The designers of the Fast File System (FFS) organized it in two different layers aiming for flexibility and code reuse; this happened in 4.4BSD (or maybe earlier, I don't know for sure). The upper layer communicates with the VFS and vnode code while the lower layer accesses the underlying devices and only receives requests from the upper layer. It goes like this:
VFS/vnode calls <-> FFS upper layer <-> FFS lower layer <-> backing device
The upper layer handles all logical details of a Unix file-system, abstracting, among many other things, inode representation and management, tree manipulations and verification of credentials. It also lays out data in different blocks and passes them to the lower layer.
The lower layer receives the blocks generated by the upper layer and lays them out on the physical device (e.g., a disk). It is also responsible of reading the blocks requested by the upper layer and transferring them to it.
Thanks to this design, three different lower layers were implemented, providing three file-systems:
- Fast File System (FFS): It assumes that the average file size is small and that some files (those in the same directory) will be accessed all at once. Given these assumptions, it divides the disk surface in different cylinder groups and lays out blocks that may be accessed together in the same group. This reduces expensive seeks.

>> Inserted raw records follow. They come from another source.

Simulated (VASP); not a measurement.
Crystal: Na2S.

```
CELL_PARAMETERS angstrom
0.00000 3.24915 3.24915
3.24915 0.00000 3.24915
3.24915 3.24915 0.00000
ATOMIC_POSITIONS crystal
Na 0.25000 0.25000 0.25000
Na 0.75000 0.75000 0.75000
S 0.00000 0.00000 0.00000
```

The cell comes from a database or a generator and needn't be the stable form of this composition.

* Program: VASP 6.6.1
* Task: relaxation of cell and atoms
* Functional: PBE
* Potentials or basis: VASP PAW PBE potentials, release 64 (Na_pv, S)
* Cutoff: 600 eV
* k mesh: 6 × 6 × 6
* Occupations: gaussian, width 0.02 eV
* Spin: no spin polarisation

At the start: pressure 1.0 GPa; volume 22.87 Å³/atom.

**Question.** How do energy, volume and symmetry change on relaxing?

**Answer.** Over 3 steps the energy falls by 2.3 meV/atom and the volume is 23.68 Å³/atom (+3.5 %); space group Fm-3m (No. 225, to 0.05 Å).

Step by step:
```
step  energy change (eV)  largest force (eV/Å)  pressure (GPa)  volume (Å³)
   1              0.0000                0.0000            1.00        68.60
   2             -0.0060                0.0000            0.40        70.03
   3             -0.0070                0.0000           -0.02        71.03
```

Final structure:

- Log-structured File System (LFS): It assumes that the system bottleneck are writes to the disk, so it packs all writes in a concrete area of the disk, treating the overall space as an append-only log (no seeks required).
- Memory File System (MFS): Reserves a contiguous region of memory and lays out blocks in it. This is why MFS is considered inefficient, because it is using the concepts of an on-disk file-system over memory.
The different layers are clearly visible in the source code. The src/sys/ufs/ufs directory contains the upper layer's code while src/sys/ufs/ffs, src/sys/ufs/lfs and src/sys/ufs/mfs contain the three respective lower layers.
Note that the above is an over-simplification of the Real Thing (TM). If you want detailed information, read Chapter 6 of The Design and Implementation of the 4.4 BSD Operating System.